In the interest of fairness, however, we will address O'Dell's contentions regarding appointment of counsel and his telephonic appearance. O'Dell has not identified any constitutional or statutory right to counsel under the circumstances. While an indigent civil litigant may request the trial court to appoint counsel, see TEX. GOV'T CODE ANN. § 24.016 (West 2004), such appointment is entirely within the discretion of the trial court, see Gibson v. Tolbert, 102 S.W.3d 710, 712-13 (Tex. 2003) (we review whether trial court abused discretion in denying motion to appoint counsel by considering whether underlying case involved "exceptional circumstances"). O'Dell, however, did not file a motion for appointment of an attorney until after the judgment in this case was signed. Thus, even if he had demonstrated circumstances characterizing this case as exceptional, his failure to make the request known to the trial court in a timely manner waives consideration of his complaint on appeal. See TEX. R. APP. P. 33.1(a).

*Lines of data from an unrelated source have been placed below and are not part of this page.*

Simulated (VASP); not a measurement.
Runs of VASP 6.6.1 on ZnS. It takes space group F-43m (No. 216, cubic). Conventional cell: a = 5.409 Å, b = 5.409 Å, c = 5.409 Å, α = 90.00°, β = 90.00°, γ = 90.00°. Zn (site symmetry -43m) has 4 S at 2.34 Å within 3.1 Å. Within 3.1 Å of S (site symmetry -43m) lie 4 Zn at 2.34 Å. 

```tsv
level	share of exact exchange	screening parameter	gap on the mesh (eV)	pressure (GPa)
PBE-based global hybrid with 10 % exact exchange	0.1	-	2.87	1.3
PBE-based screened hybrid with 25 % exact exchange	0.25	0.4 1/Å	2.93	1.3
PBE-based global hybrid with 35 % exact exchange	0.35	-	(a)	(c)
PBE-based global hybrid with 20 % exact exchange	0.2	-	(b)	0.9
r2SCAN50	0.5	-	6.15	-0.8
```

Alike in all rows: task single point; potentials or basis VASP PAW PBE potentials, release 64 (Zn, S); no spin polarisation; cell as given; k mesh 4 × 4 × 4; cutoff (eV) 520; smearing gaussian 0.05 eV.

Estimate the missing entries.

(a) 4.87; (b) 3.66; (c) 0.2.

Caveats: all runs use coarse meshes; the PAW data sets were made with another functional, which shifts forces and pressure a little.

At trial, O'Dell complained six times of being unable to hear the proceedings. On four of those occasions, O'Dell complained that he could not hear statements made by the Attorney General's trial attorney. When she repeated herself more loudly, O'Dell did not make a further complaint that he could not hear. O'Dell likewise once complained that he could not hear the trial court, who then repeated its statements. Finally, O'Dell complained that he could not hear when the trial court was making his own calculations of retroactive support in a low voice. After the trial court explained what it was doing, O'Dell did not further complain. Our review of the approximately 20-minutes-long audio recording of the hearing reflects that O'Dell fully participated in the hearing, and was not prohibited from presenting his case due to a poor telephone connection. At the beginning of the proceedings, O'Dell even interrupted the trial court and asked that all parties be identified on the record and that the Rule be invoked. The trial court complied with his request and accommodatingly answered all questions that O'Dell asked. At the conclusion of the evidence, O'Dell made no further complaint regarding his inability to hear or otherwise indicated he was unable to participate in any portion of the hearing. Accordingly, we cannot conclude that O'Dell was denied a fair trial. See Perry v. Del Rio, 67 S.W.3d 85, 92 (Tex. 2001) (recognizing that Texas Constitution's "due course of law provision at a minimum requires notice and an opportunity to be heard at a meaningful time and in a meaningful manner"); Jordan v. Jordan, 653 S.W.2d 356, 358 (Tex. App.—San Antonio 1983, no writ) ("Fundamental to the concept of due process is the right to be heard.").
CONCLUSION
The judgment of the trial court is affirmed.